2019 | rated PG-13 | starring Rebel Wilson, Liam Hemsworth, Adam Devine, Priyanka Chopra, Betty Gilpin | directed by Todd Strauss-Schulson | 1 hr 29 mins |
Why do some movie genres live on year after year while some seem to fall out of fashion for a period of time? Rom-coms dominated the 80s, 90s and early 00s, and while rigidly adhering to their own tightly wound formula, it was horror movies that very often received a reputation for following a formula. While rom-coms are accepted just the way they are, horror goes through periods of self-examination and evolve. Romantic comedies never had their Scream, Shaun of the Dead or The Cabin in the Woods; movies that challenged the tropes and cliches of the usual work and built them into something that transcended the genre. Without that pressure to evolve, the traditional romantic comedy that we knew faded out of fashion with a last gasp of Kate Hudson movies and was replaced with vulgar, improvized guy-centric Judd Apatow fair.
Swooping in to beat this dead horse is Isn’t it Romantic, a high-concept Rebel Wilson vehicle parodying romantic comedies. It’s the kind of parody that gently taps it’s target and spends all night apologizing for it, instead of giving it the thorough satirization that it needs, and would frankly be good for it. Wilson’s Natalie is an architect who gets run over by everyone in her office and is too shy to present her big parking garage idea to the brass in the boardroom until one day she gets a bonk on the head and sitcom-style gets dropped into a living PG-13 romantic comedy. Now Natalie has to navigate a new rom-com movie world where her assistant (Betty Gilpin) has turned into her office rival, her best friend (Adam Palley) meets-cute a famous model (Priyanka Chopra) and the dashing new executive (Liam Hemsworth) accidently runs into her with his limo and is immediately smitten.
Romantic comes armed with a laundry list of cliches ready to check off and production design and cinematographer that recreates the colorful, trendy New York wish-fulfillment fantasy settings of rom-coms with spot-on accuracy. But simply recreating the tropes doesn’t inherently make it funny and, worse, the movie has no idea what it wants to say about the genre. What about rom-coms it wants to satirize. That they create unrealistic expectations about romance? That they are all the same? That they rely on sexist stereotypes and gay panic stock characters?

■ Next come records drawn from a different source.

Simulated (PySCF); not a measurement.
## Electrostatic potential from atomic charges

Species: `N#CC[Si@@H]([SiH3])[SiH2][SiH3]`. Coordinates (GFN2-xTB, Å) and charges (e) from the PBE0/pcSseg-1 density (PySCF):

It’s first big mistake is tossing the old adage “show don’t tell” out the window and having Natalie flat-out vocalize all of the cliches the movie is going to cover in a montage about why she hates romantic comedies and how harmful their fantasies are. Once in Rom-Com World Romantic has the most superficial possible commentary that finds it – for some reason – zeroing in hard on rom-coms as shallow upper-class wish-fulfillment fantasies about big New York apartments, women with lots of shoes, cupcake bakeries and Michelle Branch songs. It’s kind of a toothless way of side-stepping the parody so you don’t have to say anything about relationships. Because, as the third act of this movie reveals itself, it believes everything rom-coms say about relationships offering a look at Natalie’s real life that is no different than a movie. Talk about taking back the joke.
Even as Isn’t it Romantic ends with yet another musical number to break the rules of it’s world and desperately try to stretch the running time to feature length, I still didn’t know if it’s writers either liked rom-coms or were utterly dismissive of them. A good horror movie deconstruction usually comes from horror directors themselves (Wes Craven) or fans that infused the film with a love for the very genre they were skewing (Edgar Wright). Wilson is pretty terrible here; her performance is very sitcom-like and the movie plays out like those Youtube videos where someone has removed the audience laugh track from The Big Bang Theory and the cast sits around in silence. I would love for the movie to be more savage, but I would have also taken for Isn’t it Romantic to have a single laugh in it.
In fairness, the character is also poorly written. In the movie’s Tell-Don’t-Show opening act we hear how knowledgeable she is about these movies – and once inside the movie world she is constantly set back by each turn of the familiar plot. If the point is that all rom-coms are the same, a much better version of this movie would have Natalie use her movie knowledge to anticipate what was going to happen next and use the rules of this universe to her advantage in the same way Bill Murray masters the time loop rules in Groundhog Day and the Scream characters use horror rules against the killers. The film’s muddled “love yourself (but also love someone else)” message isn’t nearly as much fun as a movie in which Natalie having some active agency in her predicament would have been. Isn’t it Romantic may be a slight movie, but as a missed opportunity it is epic.